BAKU: How we lose our summits?
July 31, 2004

How we lose our summits?

By Ulvi Ismayil, Muskie Fellow/MPP candidate
Hubert H. Humphrey Institute of Public Affairs,

University of Minnesota. USA

Azerbaijan indeed has beautiful landscape. I have realized it more since I
came to study in the US, the country that, along with Turkey, I used to
consider “as other two countries having beautiful landscapes after
Azerbaijan” mostly from the TV programs that I watched. My thoughts about
impeccable landscapes of “other countries” have changed since then. After
being in the US for one year I realized that the affection between you and
landscape is not because latter’s beauty but how close you are to that
landscape morally and spiritually. Now even the parts of Azerbaijan that I
labeled for myself, as the ugliest seem to me the “most beautiful sections
of the world not to be compared to anywhere else”. In short this is how you
feel when you truly love your country. You even miss the small rock from
your backyard.

Indeed, what God has withheld when creating Azerbaijan? At the high school
and even now we Azerbaijanis love remind ourselves and inform strangers that
Azerbaijan has 9 out 11 climatic zones totally existing in the globe. We
love to travel our forests, seas, and mountains especially in the recent
years. Apart from enjoying the great sightseeing of these places, we as
other nations in the world show the highest peaks and deepest points of our
country in the general data related to our country. Thus after conquering
our hearts with their beauties these landscapes now become the symbols of
our pride in annual publications, journals, travel guides related to our
country. Therefore, this landscape and data related to them is saint for
each nation and to lose them might be the biggest sin in the history of each

Nations and countries however do lose their prides. People fight and die for
them as we have seen in the world history. Some of these wars begin and end
fairly, some do not. However in both cases the peace get reached and both
sides agree with their fates. However the most painful is when you lose
object of your pride – mountain peak, lake without war or conflict, just as
you lose your wallet, set of the keys from your car, can of coke at the
party. Unfortunately, people of Azerbaijan had to face this shame too. “We”
suddenly lost the third highest peak in Azerbaijan – Mount Gapydzhik, the
highest summit of the Caucasus Minor, Zangezur Mountain Range, at the height
of 3,904 meters.

I know most of you will not believe me. Why should you? Isn’t it insane and
abnormal? I did not believe it myself at the first too while writing my
Diploma Project for Master’s degree at Baku State University in spring of
2000. I was looking at the data provided at the brochure of the EU’s TACIS
program for the three South Caucasus Republics – Armenia, Azerbaijan and
Georgia. There in the introduction part of this economy-related brochure
printed in 1996 I saw indication of highest peaks in each Republic. Well,
nothing would have surprised me in the section related to Armenia prepared
by the EC’s most prestigious program that respects the sovereignty of these
republics if I did not see Mount Gapydzhik transliterated as Kapudjuk as
second highest summit in Armenia (!) after Mount Aragats, (4090 m)
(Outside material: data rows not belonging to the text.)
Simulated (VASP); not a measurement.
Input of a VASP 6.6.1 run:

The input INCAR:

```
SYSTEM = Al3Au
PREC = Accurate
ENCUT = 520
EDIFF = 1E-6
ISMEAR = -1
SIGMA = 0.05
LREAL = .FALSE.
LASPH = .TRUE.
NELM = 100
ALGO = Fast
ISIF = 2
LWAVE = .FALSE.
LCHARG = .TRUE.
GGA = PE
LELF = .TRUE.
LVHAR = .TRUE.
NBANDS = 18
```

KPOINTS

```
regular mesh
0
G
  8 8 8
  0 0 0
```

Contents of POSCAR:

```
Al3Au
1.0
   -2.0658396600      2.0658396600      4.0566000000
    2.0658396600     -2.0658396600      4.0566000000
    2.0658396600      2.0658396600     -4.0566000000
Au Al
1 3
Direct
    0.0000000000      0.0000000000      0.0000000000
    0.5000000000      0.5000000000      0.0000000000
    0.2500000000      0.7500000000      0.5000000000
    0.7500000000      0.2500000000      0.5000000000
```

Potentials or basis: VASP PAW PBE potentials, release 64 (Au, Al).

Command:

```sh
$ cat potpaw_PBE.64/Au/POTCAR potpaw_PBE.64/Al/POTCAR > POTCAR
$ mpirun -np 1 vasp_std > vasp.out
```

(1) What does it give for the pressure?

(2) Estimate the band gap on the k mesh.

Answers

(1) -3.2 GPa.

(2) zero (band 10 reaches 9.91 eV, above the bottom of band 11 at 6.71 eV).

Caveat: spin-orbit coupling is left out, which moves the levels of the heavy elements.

“Oh, our Armenian neighbors! Double standards of the West! You again!” I
said to myself, something that I would typically say being upraised in
Azerbaijan for the entire period of Armenian-Azerbaijani conflict over
Nagorno Karabakh. Well, I said, another misprinting or abuse I said. I do
not care. I know from my childhood, from excellent Geography teacher that I
had at high school of Soviet times that Mount Gapydzhik is in Azerbaijan.
These were the years when almost each house had the World map in the wall. I
just need to go to the next bookstore and buy the map of Azerbaijan Republic
and see my pride – Mount Gapydzhik that stands on the north of Ordubad
region, in the Zangezur range of mountains, Nakchichevan Autonous Republic,

Well, when I reached the bookstore, I did not want to buy that map, because
there was no Mount Gapydzhik with the height of 3904 there, in the
geographic map of Azerbaijan Republic printed in 1996. It was not even on
Armenian side – Zangezur region that “enters” into Azerbaijan, the region
that first Communist boss of Azerbaijan SSR, N. Narimanov granted to Armenia
on the day of establishment of Armenia SSR – on November 29, 1920. As if the
entire massive piece of rock has melted in the extremely hot summer of
Nakhichevan, walked away or blown with the wind. If it happened in the “Day
of Judgment”, I would believe it, but not now. However, that was what map
showed to me. Instead, in the map, somewhere around the “former place” of
Gapydzhik, it suddenly showed smaller in height Mount Gazangeldag at 3,814

First I thought, well maybe we have renamed Gapydzhik into Gazangeldag and
also discovered that it is not 3904 meters high but is actually 3814 meters.
They also found out recently with the satellite technology that actually
Mount Everest is 8 meters lower than thought earlier. But mistake of 90
meters? Then I though that maybe since it is in the border of Azerbaijan
(Nakhichevan AR) and Armenia (Zangezur), it is “commonly” shared peak. But
so is “Bazarduzu”, the highest peak in Azerbaijan (4466 meters). “Bazarduzu”
is also in the border but this time between Azerbaijan and Russian
Federation (Dagestan AR). Thus, it seemed to me that in 1996, five years
after independence and centuries of living in its foothills we suddenly
discovered that actually Gapydzhik was in the Armenian “side” of the border
and therefore we should not show it even in the maps, because this mount
leans towards the land granted to Armenia.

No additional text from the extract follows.